Did you speak to Lee much, after the split?
We hardly ever met. I can remember a couple of occasions, maybe seeing each other at gigs, where we’d both be looking at our shoes. “You alright?” My band, we’ve worked a lot the last 20 years in Japan, and one year, they had arranged it so Dr. Feelgood were in Tokyo and Osaka. The Japanese, God bless them, worked it so we were always kept apart. We watched each other from the wings, of course. And goodness knows what thoughts were running through our heads. But we never talked, any more. And when he was dying, I did want to go and see him. My brother went to see him, actually. But I needed one of the Feelgood's people to come and get me and take me there. Nobody’s fault, but it just didn’t happen.
Once we’d split up, I determined to walk away, not to bury the animosity, but to hang onto when it was great. After a while, I was in a different world.
One thing the film brings out is that Dr. Feelgood’s story and music would be potent and important even if it hadn’t helped cause punk. It’s just as good as the Joe Strummer film.

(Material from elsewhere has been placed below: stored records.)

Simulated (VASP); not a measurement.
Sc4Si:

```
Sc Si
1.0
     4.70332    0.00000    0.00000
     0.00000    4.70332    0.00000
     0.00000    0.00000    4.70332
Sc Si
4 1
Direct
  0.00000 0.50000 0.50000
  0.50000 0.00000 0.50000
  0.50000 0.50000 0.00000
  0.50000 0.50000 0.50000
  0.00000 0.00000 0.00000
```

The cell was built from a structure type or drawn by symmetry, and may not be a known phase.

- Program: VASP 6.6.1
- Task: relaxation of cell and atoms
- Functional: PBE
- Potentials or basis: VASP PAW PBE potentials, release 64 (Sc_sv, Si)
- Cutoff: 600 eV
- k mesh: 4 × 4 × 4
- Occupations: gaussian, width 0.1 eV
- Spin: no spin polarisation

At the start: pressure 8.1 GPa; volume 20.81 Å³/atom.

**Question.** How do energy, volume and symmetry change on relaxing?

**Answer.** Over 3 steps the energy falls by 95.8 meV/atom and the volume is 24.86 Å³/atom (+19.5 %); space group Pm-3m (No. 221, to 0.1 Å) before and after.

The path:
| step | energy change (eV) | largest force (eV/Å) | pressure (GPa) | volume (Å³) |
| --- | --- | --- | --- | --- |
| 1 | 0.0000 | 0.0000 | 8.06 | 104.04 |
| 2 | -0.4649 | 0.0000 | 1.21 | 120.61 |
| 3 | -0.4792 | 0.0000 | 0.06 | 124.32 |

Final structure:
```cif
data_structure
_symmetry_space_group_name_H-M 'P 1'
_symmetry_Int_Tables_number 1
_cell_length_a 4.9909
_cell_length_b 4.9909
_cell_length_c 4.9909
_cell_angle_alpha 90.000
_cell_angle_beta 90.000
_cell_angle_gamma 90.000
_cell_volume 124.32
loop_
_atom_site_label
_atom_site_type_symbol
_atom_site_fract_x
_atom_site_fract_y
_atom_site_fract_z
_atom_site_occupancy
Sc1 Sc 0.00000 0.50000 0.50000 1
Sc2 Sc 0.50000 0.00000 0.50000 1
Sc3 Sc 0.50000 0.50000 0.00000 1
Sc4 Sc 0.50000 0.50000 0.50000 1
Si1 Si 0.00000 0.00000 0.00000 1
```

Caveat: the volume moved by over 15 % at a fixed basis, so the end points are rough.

Really. That’s good, then.
The first half shows you lot growing up in Canvey - it has faded, pastel home movie footage from Lee’s family of people in their bungalows’ gardens in the Fifties; that world seems an almost vanished, exotic place now - and it’s just Essex after the war. Biblical floods. It’s an extraordinary time and place you came from. Your lives are rich.
Really? Maybe I’ll get a little bit of respect from my son [pleased laugh]. I was puzzled by what he [Julien] could do with these shreds of evidence. And then sometimes I’d be thinking, “I wish everyone would go away and just leave me alone.” Obviously it’s a long time ago, and I’m still working as a musician. And obviously I cannot dwell on what that was and what it might have been. Because it could make you quite bitter really, couldn’t it? Quite an achievement to snatch defeat from the jaws of victory.
It’s still a victory - the film shows that.
That is nice to think about, that when I’m gone, it hasn’t absolutely…gone [pleased laugh].
Julien said it fascinated him to remember that for at least a year, you were the biggest, most important band in Britain; then because of punk, you were washed away - and you caused the wave.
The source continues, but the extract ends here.